Friday, March 23, 2007

A New Approach!



Jock Mitchell - Not a Chance in a Million

(EDITOR'S NOTE: Today I managed to get some free time so I decided to check out Hipcast.com. I'm on their 7-day trial right now, so I'll be doing a lot of experimenting to see how this works - bear with me if I make mistakes. Give me your feedback about having the preview browser, etc.)

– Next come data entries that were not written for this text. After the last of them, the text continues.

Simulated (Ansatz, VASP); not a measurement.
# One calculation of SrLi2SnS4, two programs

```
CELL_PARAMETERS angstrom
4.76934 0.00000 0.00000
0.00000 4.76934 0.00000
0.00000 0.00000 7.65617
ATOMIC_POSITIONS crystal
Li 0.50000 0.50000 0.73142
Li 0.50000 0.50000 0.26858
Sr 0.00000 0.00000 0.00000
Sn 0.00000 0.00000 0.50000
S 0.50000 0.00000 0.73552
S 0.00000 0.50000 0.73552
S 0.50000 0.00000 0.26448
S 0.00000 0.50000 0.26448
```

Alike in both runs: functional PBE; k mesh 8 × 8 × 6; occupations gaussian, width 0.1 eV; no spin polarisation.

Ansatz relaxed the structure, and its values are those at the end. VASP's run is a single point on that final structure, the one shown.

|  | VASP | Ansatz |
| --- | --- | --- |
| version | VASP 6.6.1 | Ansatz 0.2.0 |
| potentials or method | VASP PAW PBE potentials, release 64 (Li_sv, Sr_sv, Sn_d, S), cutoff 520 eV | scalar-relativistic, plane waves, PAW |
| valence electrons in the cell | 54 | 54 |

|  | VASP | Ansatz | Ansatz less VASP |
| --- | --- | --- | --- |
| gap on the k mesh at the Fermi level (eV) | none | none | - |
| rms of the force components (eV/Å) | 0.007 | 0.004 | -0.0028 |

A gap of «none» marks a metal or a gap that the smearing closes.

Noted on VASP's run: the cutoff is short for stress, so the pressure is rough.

Well, it's been a very busy week for your ever-lovin' Stepfather of Soul, hence the lack of posts and link refreshing the last few days. In order to make up for the delay I've decided to make the links for Monday and Tuesday's posts valid until Wednesday of next week. Due to time issues I haven't prepared anything in honor of Luther Ingram, so instead I'll encourage you to check out Red Kelly's B-Side post, which contains a great bio and, as always, a nice piece of soul music to meditate over. The plan for this blog, should things go to plan today and tomorrow, is for the "Rhythm & Booze"-inspired Episode #16 of the podcast to go up either tonight or tomorrow and for some posts from next week to focus on the Numero Group's latest and greatest Eccentric Soul release, Twinight's Lunar Rotation, and to include some stuff by Emanuel Laskey, who is featured in the newest edition of There's That Beat.

For today's selection I present with no further ado the Northern Soul classic "Not a Chance in a Million" by Jock Mitchell, an Impact release from the mid-60s. It's uptown, but Mitchell's reading creeps into Jimmy Robins "preacher" mode by the end. I love it. (Check out the Dec. 2006 issue of There's That Beat for the Impact/Inferno Records story.)

4 comments:

Brian Phillips said...

1. Hipcast worked well for me; I use Firefox and I have the latest version. 2.0.0.3.

2. The Jock Mitchell side is amazing!

3. I am going to be REALLY broke after I buy some of those "There's That Beat" 'zines.

Captain Indigo

Unknown said...

A Stormer..up there in my top ten.

soulbrotha said...

Hipcast is great except for one thing:
I really wish that the artist and track name would appear on the mp3 file instead of a bunch of numbers. It would eliminate the need to manually rename the file, which is a pain.

Other than that, it's a winner.

Rob Whatman said...

I love Not A Chance In A Million! Now I have a clean copy to replace my aging cassette mixtape.

I checked out There's That Beat, and paid my subscription straight away! Can't wait for it to arrive!